Which certs to aquire?

broken73broken73 Member Posts: 7 ■□□□□□□□□□
This may seem like a pipe dream, but I know anything is possible. My ultimate goal is to work remotely from a sailboat via the internet in about 5+ years. I'm currently a DOD contractor and making the transition into the IT industry. I have three more certs to go for my MCSA.
My question is which IT field + certs would provide me the best opportunity to achieve my goal? I've heard database administrator, network admininistrator, and security. My experience to date revolves around 19 years of building and troubleshooting hardware and software as well as maintaining a home network. My current schedule is to finish Sec +, followed by CCNA then 640, 642, and 646 fo rmy MCSA. I'm leaning towards security, but am not sure. I just like working with computers and want a job working with computers remotely as in Mexico or from a sailboat. Any advice would be greatly appreciated.

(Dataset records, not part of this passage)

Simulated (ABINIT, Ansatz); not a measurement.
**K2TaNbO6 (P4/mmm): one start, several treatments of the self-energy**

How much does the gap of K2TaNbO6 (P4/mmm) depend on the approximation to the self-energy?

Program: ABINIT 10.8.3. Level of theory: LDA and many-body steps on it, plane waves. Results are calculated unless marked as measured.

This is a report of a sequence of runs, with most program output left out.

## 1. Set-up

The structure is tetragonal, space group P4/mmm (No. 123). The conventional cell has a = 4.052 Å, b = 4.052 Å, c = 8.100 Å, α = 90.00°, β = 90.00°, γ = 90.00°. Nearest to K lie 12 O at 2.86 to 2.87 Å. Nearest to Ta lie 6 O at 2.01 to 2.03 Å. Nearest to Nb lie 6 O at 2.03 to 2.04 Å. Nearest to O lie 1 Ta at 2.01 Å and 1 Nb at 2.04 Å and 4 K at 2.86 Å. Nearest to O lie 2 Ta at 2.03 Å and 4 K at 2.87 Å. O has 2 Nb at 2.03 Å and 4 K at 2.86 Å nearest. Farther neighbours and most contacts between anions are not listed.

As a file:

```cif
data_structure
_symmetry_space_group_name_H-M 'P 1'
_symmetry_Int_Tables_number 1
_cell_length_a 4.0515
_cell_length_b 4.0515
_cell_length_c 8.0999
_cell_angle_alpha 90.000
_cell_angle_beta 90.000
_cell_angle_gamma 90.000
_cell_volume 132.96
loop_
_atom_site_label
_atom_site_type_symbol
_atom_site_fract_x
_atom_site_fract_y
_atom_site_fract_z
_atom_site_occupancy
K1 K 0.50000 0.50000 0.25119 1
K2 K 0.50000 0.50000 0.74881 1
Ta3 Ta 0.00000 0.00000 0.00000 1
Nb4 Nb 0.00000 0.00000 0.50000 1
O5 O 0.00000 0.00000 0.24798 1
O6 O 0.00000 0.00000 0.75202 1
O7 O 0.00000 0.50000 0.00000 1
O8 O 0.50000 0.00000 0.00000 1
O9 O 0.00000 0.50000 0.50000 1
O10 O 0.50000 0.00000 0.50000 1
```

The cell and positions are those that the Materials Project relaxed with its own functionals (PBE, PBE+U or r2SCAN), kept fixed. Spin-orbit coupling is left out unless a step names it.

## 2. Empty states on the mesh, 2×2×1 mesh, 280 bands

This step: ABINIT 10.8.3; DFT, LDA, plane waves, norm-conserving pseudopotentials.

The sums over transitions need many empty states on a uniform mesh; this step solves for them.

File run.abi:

  • cyberguyprcyberguypr Senior Member Mod Posts: 6,909 Mod
    I gotta say, most unusual goal I've seen here in a while.
  • linuxloverlinuxlover Banned Posts: 228
    The only remote positions I've heard about were in Support. If you want to work from a boat perhaps you should be looking at self-employment.
  • Asif DaslAsif Dasl Member Posts: 2,116 ■■■■■■■■□□
    Not sure how realistic a goal it is, A) boats are expensive B) you are in the water where there is little internet coverage and finally C) remote jobs don't pay as much as onsite jobs. But hey, you'd probably laugh off some of my goals too.

    As for certs I think you are on the right track - testing the waters (pun intended :)) with a little Cisco and a little Microsoft and see what you like best. MTAs are not a good guideline how Microsoft is IMO. So all you have to do is get started!
  • broken73broken73 Member Posts: 7 ■□□□□□□□□□
    I had a friend tell me that if you're going to dream, dream big. My youngest child graduates in about 4 yrs. The Mrs and I want to head for the southern latitudes and will need additional income to augment my military retirement pay. Desktop support is my strong point, but I don't think that will meet my goal. I'm stepping up my effort to learn more and gain the certifications so that I can work in that field (whichever it may be) for at least 5 yrs before attempting to work remotely.
  • srabieesrabiee Member Posts: 1,231 ■■■■■■■□□□
    Win the lottery. Problem solved. icon_lol.gif
    WGU Progress: Master of Science - Information Technology Management (Start Date: February 1, 2015)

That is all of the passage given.